I'm off tomorrow to celebrate my parents' 50th wedding anniversary. They've insisted on a "no big deal" approach to the occasion, so we've centered the celebration around family traditions. Growing up we used to celebrate festive occasions in Frankenmuth, Michigan where we had family-style chicken dinners at Zehnder's. We've agreed that our favorite childhood memory is the square of orange sherbet that comes at the end, with a plastic animal as a garnish. We had tiny pink elephants and orange giraffes around the house for years.
My highlight for this occasion is a custom cookbook we've put together through TasteBook that includes recipes Mom has made over the years, and a few from Grandma O'Brien that we loved so well. I'd be hard-pressed to have to pick a favorite between Grandma's lemon meringue pie or her fried cakes.
But the fried cakes -- deep-fried doughnuts that went home with us in brown paper bags -- were the treat that came with an experience. On the rare occasion when she made them, it always felt like an extravaganza. There was the making the dough, then chilling, rolling and frying. For kids it seemed like an eternity before that first bite.

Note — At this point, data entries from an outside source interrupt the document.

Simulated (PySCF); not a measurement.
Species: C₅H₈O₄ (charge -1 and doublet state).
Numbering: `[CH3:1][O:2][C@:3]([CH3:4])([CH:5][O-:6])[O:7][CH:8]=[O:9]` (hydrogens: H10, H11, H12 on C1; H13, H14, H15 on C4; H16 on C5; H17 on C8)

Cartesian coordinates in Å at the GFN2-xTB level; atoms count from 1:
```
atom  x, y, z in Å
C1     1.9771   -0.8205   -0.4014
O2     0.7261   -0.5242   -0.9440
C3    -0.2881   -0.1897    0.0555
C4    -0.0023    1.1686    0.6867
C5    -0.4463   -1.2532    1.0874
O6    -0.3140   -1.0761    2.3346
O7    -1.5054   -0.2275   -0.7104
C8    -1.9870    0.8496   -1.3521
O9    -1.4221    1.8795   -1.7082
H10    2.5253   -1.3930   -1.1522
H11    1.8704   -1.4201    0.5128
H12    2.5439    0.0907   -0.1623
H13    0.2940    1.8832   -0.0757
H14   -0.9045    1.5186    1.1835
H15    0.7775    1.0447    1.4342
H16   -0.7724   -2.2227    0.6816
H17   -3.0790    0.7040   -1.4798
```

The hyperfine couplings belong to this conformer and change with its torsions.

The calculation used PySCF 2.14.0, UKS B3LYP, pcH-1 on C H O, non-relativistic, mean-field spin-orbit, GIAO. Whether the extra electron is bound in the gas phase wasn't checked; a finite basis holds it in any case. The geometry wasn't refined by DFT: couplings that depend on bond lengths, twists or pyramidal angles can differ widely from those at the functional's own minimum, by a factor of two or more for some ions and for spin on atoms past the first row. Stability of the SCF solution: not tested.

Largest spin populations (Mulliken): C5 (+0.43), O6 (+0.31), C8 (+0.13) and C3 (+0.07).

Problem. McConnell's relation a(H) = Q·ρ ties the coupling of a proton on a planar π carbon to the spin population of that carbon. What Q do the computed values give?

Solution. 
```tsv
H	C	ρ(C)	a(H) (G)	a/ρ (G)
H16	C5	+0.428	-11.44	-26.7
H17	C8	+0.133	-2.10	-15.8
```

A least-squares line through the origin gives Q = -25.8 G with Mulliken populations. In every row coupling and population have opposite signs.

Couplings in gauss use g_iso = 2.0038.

So here's Grandma O'Brien's recipe, with a little help from her favorite 1950s cookbook -- I plan to indulge very soon.
Makes 2 dozen
4 eggs, slightly beaten
2/3 cup sugar
1/3 cup whole milk
1/3 cup shortening, melted and slightly cooled
3½ cups all purpose flour
3 teaspoons baking powder
1 teaspoon salt
1 teaspoon cinnamon
½ teaspoon nutmeg
Beat eggs and sugar till light. Stir in milk, then shortening. Sift together flour, baking powder, salt, cinnamon and nutmeg and add to egg mixture. Mix just until smooth. Chill.
Dough for doughnuts should be as soft as can be handled. A soft dough is easier to roll when chilled. Roll 3/8-inch thick on lightly floured surface. Cut doughnuts with floured cutter and let stand 15 minutes.
Fry in deep, hot fat (375 degrees); if fat is too hot, doughnuts will not be baked through; if too cold, they will be fat-soaked. Don’t fry too many at one time or fat will cool too rapidly. Turn only once while frying, usually as soon as they rise to top. Drain on paper towels. Shake in paper sack containing granulated or confectioners’ sugar, if desired.